From: Frozen Fauna of the Mammoth Steppe, by R. Dale Guthrie, (QE 882.U3 G88 1990)

The University of Chicago Press

Blue Bones (page 79)

Although Pleistocene bones from silt deposits in Beringia are themselves stained dark from organic chemicals and minerals (they range in shades from ivory to jet black), their surface is often covered with a dusting of brilliant blue. As our bison mummy dried, its gray surface also turned blue. This blue was the same color as the dust used to chalk billiard cues or to powder a mason's line--an incongruous hue on the remains of so old an animal.
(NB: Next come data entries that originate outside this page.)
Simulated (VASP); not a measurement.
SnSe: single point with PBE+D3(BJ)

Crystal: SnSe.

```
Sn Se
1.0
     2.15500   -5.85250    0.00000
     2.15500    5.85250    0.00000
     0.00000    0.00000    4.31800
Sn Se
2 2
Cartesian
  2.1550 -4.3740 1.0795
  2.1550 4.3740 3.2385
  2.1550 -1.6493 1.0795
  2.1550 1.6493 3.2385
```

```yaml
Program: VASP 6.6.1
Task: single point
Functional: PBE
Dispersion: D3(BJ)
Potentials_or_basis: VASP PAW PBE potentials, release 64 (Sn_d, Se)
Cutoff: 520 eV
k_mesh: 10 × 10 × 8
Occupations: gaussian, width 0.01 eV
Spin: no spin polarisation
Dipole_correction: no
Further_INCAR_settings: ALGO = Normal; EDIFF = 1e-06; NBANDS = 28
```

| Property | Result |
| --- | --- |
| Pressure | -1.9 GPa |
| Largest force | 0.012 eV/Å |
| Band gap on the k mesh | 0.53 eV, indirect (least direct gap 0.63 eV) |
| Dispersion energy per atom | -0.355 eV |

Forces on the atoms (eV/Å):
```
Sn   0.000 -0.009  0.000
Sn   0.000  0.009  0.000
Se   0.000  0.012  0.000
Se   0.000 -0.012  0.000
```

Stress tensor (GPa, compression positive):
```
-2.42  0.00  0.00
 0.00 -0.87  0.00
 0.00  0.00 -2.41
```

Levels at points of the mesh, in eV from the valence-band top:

The blue that forms on Beringian fossils is actually a mineral known as vivianite, an iron phosphate; whitish gray in its unoxidized condition, vivianite soon turns blue when exposed to air. This mineral occurs where organic remains of animals, low in iron but high in phosphates, are buried in damp silt that is relatively rich with iron but phosphate poor. Palynologists see vivianite layers in pond sediments (H. E. Wright, pers. comm.). Presumably, this situation arises from a similar combination of iron oxides (which precipitate out in standing water) and phosphate-rich organic chemicals from the remains of pond organisms. Such bands of vivianite are white when the pond is first cored, but like Pleistocene bones, they turn blue when exposed to air. Chinese potters used iron phosphates in their glazes to obtain the blue-green celadon which imitated jade.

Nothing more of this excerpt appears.